BELMAR, NJ — Belmar’s 10th Avenue beach became a proving ground yesterday for a new lifesaving tool — a drone.
And a handful of Belmar’s lifeguards got their chance to pilot the high-technology device during a hands-on demonstration, led by Hugh Roarty of Rutgers University's Center of Ocean Observing Leadership. The award-winning ocean engineer developed the prototype that integrates camera-carrying drones into lifesaving operations.
Here is how the drone-assisted rescue system works. When a swimmer is spotted in distress, a lifeguard sends a drone into action, carrying a camera and tube-like device containing an inflatable life vest. Once the drone reaches the swimmer, the device is dropped and the vest inflates upon hitting the water. The swimmer is then able to use the vest to keep afloat, as lifeguards swim out for the rescue.
“It’s a new approach that is worth exploring,” said Belmar lifeguard director Eric Kerecman, who also participated in the demonstration, serving as a “distressed swimmer” during one test flight of the drone.
Although the tube was dropped about 25 feet from his spot in the ocean, Kerecman was impressed with “the short learning curve” in how quickly the participating lifeguards were able to successfully operate the device in reaching its target.
Even more impressive was the lightning speed at which the drone flew from the beach to its destination far out in the surf — clocked at 30 to 45 seconds. All agreed that would give the lifeguards a beneficial jumpstart in any rescue.

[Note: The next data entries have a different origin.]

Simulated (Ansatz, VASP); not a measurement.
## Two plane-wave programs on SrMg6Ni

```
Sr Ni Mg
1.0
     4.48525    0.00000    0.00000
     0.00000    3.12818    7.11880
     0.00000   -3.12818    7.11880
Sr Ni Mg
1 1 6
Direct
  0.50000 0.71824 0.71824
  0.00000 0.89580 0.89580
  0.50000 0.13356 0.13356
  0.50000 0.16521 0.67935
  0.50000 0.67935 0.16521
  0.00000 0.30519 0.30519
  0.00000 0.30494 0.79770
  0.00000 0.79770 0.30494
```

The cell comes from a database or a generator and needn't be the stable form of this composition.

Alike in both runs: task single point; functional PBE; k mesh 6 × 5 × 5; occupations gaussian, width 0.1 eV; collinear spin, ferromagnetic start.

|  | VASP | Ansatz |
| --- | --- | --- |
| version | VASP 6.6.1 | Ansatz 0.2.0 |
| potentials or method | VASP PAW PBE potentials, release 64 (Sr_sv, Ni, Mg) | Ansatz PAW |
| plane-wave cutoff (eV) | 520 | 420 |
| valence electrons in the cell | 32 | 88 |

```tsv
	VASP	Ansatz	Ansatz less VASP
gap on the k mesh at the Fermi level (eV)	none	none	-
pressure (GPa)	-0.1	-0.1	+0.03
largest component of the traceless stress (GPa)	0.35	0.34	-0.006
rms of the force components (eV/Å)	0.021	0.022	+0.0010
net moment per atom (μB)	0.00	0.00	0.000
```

While Roarty is still fine-tuning the prototype for viability in the marketplace, he is at the forefront of the fledgling technology. In fact, the world’s first official rescue mission with a drone reportedly occurred in Australia in January when lifeguards deployed the lifesaving device to save two boys from the rough surf.
Belmar Councilman Mark Levis, a marine engineer himself, arranged for Roarty’s visit as a way to “test the waters” literally of the system with the Belmar beach patrol. While the borough’s consideration of such a system is in the early stages, the investment would be minimal in terms of money, but could be invaluable if it assists in saving lives, Levis said.